New building ready for show

July 08, 2009
With the Crawford County 4-H Fair beginning Saturday, volunteers are busy getting the facilities in order and putting the finishing touches on the new livestock building, the new public address system and the much-improved pavilion.

The pavilion, which was partially open, was used up to last year as the livestock show area. This year, the building has been enclosed and is now climate-controlled, which will be inviting to fair-goers on hot days and evenings.

The building will now house vendors, booths and nonprofit informational areas.

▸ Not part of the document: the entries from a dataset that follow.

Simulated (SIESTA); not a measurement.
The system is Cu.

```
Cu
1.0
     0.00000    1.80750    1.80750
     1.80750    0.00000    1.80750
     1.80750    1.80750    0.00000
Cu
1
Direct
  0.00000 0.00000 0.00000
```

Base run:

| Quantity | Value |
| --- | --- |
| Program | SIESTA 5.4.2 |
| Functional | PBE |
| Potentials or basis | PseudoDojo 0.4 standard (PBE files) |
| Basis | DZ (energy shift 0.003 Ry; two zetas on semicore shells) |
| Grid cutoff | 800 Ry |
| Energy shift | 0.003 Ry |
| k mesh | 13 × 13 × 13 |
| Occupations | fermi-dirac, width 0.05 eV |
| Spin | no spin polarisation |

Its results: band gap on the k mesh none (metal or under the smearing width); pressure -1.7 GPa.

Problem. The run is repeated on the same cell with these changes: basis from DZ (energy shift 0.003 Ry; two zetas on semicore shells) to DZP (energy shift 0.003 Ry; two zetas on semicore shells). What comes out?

"We hope to attract businesses like Ponder Boat Co., car dealers and others who will bring and display their wares," Terry Allen, who serves on the 4-H Council, said. "With the building being climate-controlled, there should be a lot of people coming inside to cool down. We have insulated the building and installed energy-efficient lighting, and I think it'll be ready when the fair starts.

"We'll also be using the stage for live entertainment and the queen and baby contests, but will probably still have some things going on outside in the dining tent," he added.

"We also hope to rent the pavilion out on weekends and for special events like receptions and vendor shows after the fair. We also rent the Clover Room for events, but there is more room in the pavilion area. The whole pavilion can be rented, or just a part of it, and it can be rented with or without the kitchen. And there's rest rooms in both areas, and we even have showers in the pavilion."

Another new addition to the fairgrounds is the livestock building, where 4-H members will house and show their animals. The building, which was recently completed, has a large, open floor plan and is enclosed by a chain-link fence.

"The new building is really nice," Andy Howell, who oversees the 4-H kids and the animals at the fair, said. "The 4-H program has been steadily growing, and the new building will give us plenty of room to grow. They actually delivered the building around Christmas and had it under roof in just a couple of weeks. We have it almost ready for the fair. Rhonda (Crecelius) made most of the calls and coordinated everything. She put a lot of hours into this, and it's really paid off."

The animals will be brought in on Sunday evening and Monday. Judging will begin on Wednesday evening for sheep, swine and beef cattle.

"Tuesday evening, we'll have the celebrity show," Howell said. "And on Thursday evening, the poultry, goats and rabbits will be judged."

(For a complete fair schedule, see story, front page.)

On Monday, the fairgrounds was a buzz of activity as workers wrapped up all the loose ends and prepared for the crowds.

"We're getting there," Crecelius said. "Everything should be finished later this week. We're installing the new lights in the livestock building, so it will be ready soon. We're real happy with the way it's turned out.

"And we're using the small barn where vendors were last year for a petting zoo. After opening day, we'll have the bloodmobile here on Monday from 4 till 8 p.m. Kent Barrow, the Emer-gency Management Agency director, will be bringing the District 10 EMA trailer here, and it will be available for tours all week," she continued.

"We'll have the demo derby on the 11th. We also have a new sound system that can broadcast all over the fairgrounds. This is really important if a child is lost or if we have to make an announcement. On the 18th and 19th, we'll have the (off-road) races at the new track at the back of the fairgrounds, and we'll have a portable concession stand at the shelter house during the races."